ExtInteger is the type ZZ of Victor Shoup\'s multi-precision library, NTL. Except for available memory, there is no limitation on the size of an ExtInteger. So you can multiply a 100 digit integer by another 100 digit integer giving the exact 200 digit integer.
ExtFloat is the type RR of NTL. You can set both the bit precision and the decimal output precision for ExtFloat, with no limitation except for available memory. It might take awhile, but you can now calculate pi in a REALbasic program to a million decimal places, or more. The power of 10 for ExtFloat can range from about -60,000,000 to +60,000,000 as compared to -308 to +308 for a Double.
ExtComplex doesn\'t exist in NTL. I made it from two ExtFloats. So the real and imaginary parts of an ExtComplex use the bit precision and the decimal output precision set for ExtFloat. So you can now use complex numbers with almost unlimited precision.

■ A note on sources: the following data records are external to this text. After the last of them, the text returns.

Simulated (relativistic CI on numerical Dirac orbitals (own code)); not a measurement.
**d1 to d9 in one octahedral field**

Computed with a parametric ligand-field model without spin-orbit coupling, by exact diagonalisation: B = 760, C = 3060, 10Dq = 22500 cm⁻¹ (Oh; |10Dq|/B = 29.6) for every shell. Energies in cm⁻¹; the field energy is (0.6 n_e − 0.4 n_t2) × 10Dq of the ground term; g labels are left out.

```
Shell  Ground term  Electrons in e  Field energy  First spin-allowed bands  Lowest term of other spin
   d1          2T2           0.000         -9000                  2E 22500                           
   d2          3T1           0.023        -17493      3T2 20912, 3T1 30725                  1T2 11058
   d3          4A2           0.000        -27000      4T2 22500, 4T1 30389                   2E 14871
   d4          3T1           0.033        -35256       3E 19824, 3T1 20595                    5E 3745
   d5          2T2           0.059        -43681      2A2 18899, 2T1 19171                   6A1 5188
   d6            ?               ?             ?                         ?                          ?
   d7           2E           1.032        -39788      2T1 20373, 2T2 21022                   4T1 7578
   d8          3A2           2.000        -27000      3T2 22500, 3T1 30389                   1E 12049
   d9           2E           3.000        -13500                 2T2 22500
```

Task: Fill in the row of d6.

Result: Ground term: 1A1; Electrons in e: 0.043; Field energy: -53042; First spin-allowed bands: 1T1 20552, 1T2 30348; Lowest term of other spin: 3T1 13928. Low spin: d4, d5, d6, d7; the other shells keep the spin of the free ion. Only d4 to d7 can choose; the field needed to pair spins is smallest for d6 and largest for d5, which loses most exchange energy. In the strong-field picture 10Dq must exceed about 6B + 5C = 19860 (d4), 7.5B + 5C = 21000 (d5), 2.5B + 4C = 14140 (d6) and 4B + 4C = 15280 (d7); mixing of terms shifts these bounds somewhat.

IAExtFloat also doesn\'t exist in NTL. It is a data type which is used for Interval Arithmetic, which is arithmetic with inequalities. An IAExtFloat number is represented by two ExtFloat numbers (a, b), where one thinks of an ExtFloat number x being in the interval between a and b. That is: a <= x <= b. For a function of x calculated with interval arithmetic the result is an IAExtFloat whose interval (fa, fb) results from interval propagation.
ExtFraction handles a fraction as num/den, where num and den are ExtIntegers. Thus one can do exact calculations with rationals in REALbasic to an almost unlimited degree.